Larry Augustin encapsulated this well in his OSBC2004 presentation. I've included here a slide that I use in my company presentations which includes Larry's slide. Unfortunately, I mis-label the slide somewhat - the real message to get from the graphic is that standardization has dramatically lowered hardware costs in the PC business, which has both expanded the market and freed up a great deal of resources for users to spend on applications to make the hardware power more usability and productivity.

In this startup's case, their technology will not lower hardware costs, standardized or not. Is it still in the company's interest to standardize, or to make a Microsoftesque land grab to try to make its technology the de facto standard, the way Windows/Office have been? I want to say that the company should pursue standardization to grow its overall market size, and then find ways to monetize that market, rather than squeezing existing, proprietary value from a nascent market. But that's a hard argument to make when the company is in a position to milk existing interest in proprietary value, AND needs to deliver a return on its investment in that technology NOW and not in the distant future.

It's a hard decision. The open source bigot in me wants standardization. But the innovator in me loves the company's technology, and sees no reason that it should free up that value for others' use until it absolutely must. Thoughts?

Tuesday, April 12, 2005

"Ones to Watch" from OSBC

As part of the Startup Showcase at OSBC2005 West, we had a panel of judges (all of them VCs with leading firms) judge the participating startups. From our group of 25+, they culled out "The Ones to Watch." Here they are:

SugarCRM
Groundwork Open Source Solutions
Realm Systems
BitTorrent

Congratulations to each of these promising companies. Take a look at what they do - very diverse, with open source at their cores.

Monday, April 11, 2005

Next decade of software (Presentation)

Attached here is my latest slide deck. It's in .pdf, but if you want it in its native format, just email me.

More data on wireless billing

So, as is often the case, my mouth (or, rather, fingers) was out in front of reality. I received some interesting feedback to my thoughts on the mobile billing world. I've pasted in one particularly insightful comment below. (No attribution, however, because I'm not sure he wants it.)

Not sure where you got this, but ....

The tier 1 wireless telcos in Europe want a very large number of apps, written by third parties, typically in some form of XML. Unlike the i-mode model, which this to an extent emulates, a number of layers are far more chaotic, notably the handset space but also the decentralisation of decisions made by networks of affiliates and subsidiaries across national borders for stuff like billing systems and location services.

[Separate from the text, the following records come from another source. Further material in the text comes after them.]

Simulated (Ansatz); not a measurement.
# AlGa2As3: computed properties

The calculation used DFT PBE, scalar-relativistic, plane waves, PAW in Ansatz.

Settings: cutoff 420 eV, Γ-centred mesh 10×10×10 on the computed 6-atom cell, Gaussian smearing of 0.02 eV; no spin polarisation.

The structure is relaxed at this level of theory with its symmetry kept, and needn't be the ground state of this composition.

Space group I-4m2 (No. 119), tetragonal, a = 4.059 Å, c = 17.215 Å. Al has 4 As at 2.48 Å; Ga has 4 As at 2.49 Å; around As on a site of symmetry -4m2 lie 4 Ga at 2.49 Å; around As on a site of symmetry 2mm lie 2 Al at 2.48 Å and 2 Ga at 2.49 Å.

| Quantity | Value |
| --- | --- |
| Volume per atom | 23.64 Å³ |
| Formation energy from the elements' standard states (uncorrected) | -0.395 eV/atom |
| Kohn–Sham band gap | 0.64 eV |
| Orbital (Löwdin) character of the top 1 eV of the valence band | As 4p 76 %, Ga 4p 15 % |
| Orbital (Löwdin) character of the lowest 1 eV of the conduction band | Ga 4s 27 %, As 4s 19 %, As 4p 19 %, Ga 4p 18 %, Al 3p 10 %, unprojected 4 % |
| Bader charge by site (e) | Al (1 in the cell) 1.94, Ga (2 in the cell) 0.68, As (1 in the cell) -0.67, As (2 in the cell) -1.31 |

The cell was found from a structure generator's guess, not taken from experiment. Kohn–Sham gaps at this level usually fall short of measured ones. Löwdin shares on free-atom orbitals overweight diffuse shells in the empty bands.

The tier 1s also want (unlike the i-mode model) to take a very large share of transaction revenue, as well as data revenue, which acts as a barrier to the model's success (Amazon can't sell books on 60% revenue share). The other issue for content providers is that the tier 1s want to wrap the content in their own branding, some of which is highly restrictive (not just striping red or orange logos round everything, but enforcing conformance to style guides). As a result strong brand owners are looking at off-portal solutions.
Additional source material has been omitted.